Google Webmaster Central Blog - Official news on crawling and indexing sites for the Google index

New parameter handling tool helps with duplicate content issues

Monday, October 05, 2009 at 12:33 PM

Duplicate content has been a hot topic among webmasters and our blog for over three years. One of our first posts on the subject came out in December of '06, and our most recent post was last week. Over the past three years, we've been providing tools and tips to help webmasters control which URLs we crawl and index, including a) use of 301 redirects, b) www vs. non-www preferred domain setting, c) change of address option, and d) rel="canonical".

We're happy to announce another feature to assist with managing duplicate content: parameter handling. Parameter handling allows you to view which parameters Google believes should be ignored or not ignored at crawl time, and to overwrite our suggestions if necessary.

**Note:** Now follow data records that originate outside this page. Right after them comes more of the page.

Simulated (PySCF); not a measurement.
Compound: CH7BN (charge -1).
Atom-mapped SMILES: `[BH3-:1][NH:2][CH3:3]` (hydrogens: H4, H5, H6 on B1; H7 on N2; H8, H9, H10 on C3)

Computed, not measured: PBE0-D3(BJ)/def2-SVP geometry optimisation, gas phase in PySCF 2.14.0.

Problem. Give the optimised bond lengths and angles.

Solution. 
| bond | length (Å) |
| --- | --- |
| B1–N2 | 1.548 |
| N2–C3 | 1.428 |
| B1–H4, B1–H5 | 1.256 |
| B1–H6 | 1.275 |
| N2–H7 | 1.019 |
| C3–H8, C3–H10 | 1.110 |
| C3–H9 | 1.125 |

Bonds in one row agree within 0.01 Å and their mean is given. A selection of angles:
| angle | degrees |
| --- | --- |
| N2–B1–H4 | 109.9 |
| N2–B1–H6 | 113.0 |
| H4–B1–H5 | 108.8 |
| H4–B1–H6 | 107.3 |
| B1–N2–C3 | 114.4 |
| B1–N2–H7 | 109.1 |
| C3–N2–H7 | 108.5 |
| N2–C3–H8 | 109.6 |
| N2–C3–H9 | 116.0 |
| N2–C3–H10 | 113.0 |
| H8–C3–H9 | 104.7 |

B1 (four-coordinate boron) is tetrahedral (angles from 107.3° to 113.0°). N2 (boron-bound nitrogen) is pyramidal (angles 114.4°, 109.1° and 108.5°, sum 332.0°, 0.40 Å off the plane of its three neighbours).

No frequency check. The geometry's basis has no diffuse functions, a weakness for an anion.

The comments you read here belong only to the person who posted them. We do, however, reserve the right to remove off-topic comments.

24 comments:

HollowMarkeD said...

Great tool to help SEO of a site, particularly if we can't get access to URL rewrites - one question though - what happnes to links pointed at URLs with variables within them? If those variables are ignored, are the links treated like a canonical tag will behave, or are those links just not counted?

Simon Lynch said...

Great feature! Why the limit to 15 params? What about a switch to turn all params off for a site? As GoogleBot seems to be following more and more JavaScript, it would be helpful to be able to tell it to take the non-JavaScript pages and stop trying to do things which will only work for users in session with JS on. We have ended up moving a load of stuff out of having logical URLs to a directory which we disallowed with robots.txt. This not only doesn't make sense, but also means thousands of errors in Webmaster Tools.

1918 said...

Smart for all parties involved!

Sagar Kamdar said...

@HollowMarkeD, yes if we adhere to the hint provided all the links will be treated similarly to how we treat the canonical tag.

@Simon, can you provide your site and example on the forum so we can take a further look: http://www.google.com/support/forum/p/Webmasters?hl=en

ellipsis said...

Please clarify ... assuming the directive is followed

1) Will http://www.example.com/product.php?item=swedish-fish&category=gummy-candy be fetched as a) http://www.example.com/product.php?item=swedish-fish&category=gummy-candy or b) http://www.example.com/product.php?item=swedish-fish ?

2) Will http://www.example.com/product.php?item=swedish-fish&category=gummy-candy be indexed as a) http://www.example.com/product.php?item=swedish-fish&category=gummy-candy or b) http://www.example.com/product.php?item=swedish-fish ?

3) Will links to http://www.example.com/product.php?item=swedish-fish&category=gummy-candy be treated as links to a) http://www.example.com/product.php?item=swedish-fish&category=gummy-candy or b) http://www.example.com/product.php?item=swedish-fish ?

4) Does the answer to question 3 depend on whether the links are on http://www.example.com/ (i.e. the same domain) or on another domain or subdomain?

5) If the answer to question 3 is "b", will the full link weight be ascribed?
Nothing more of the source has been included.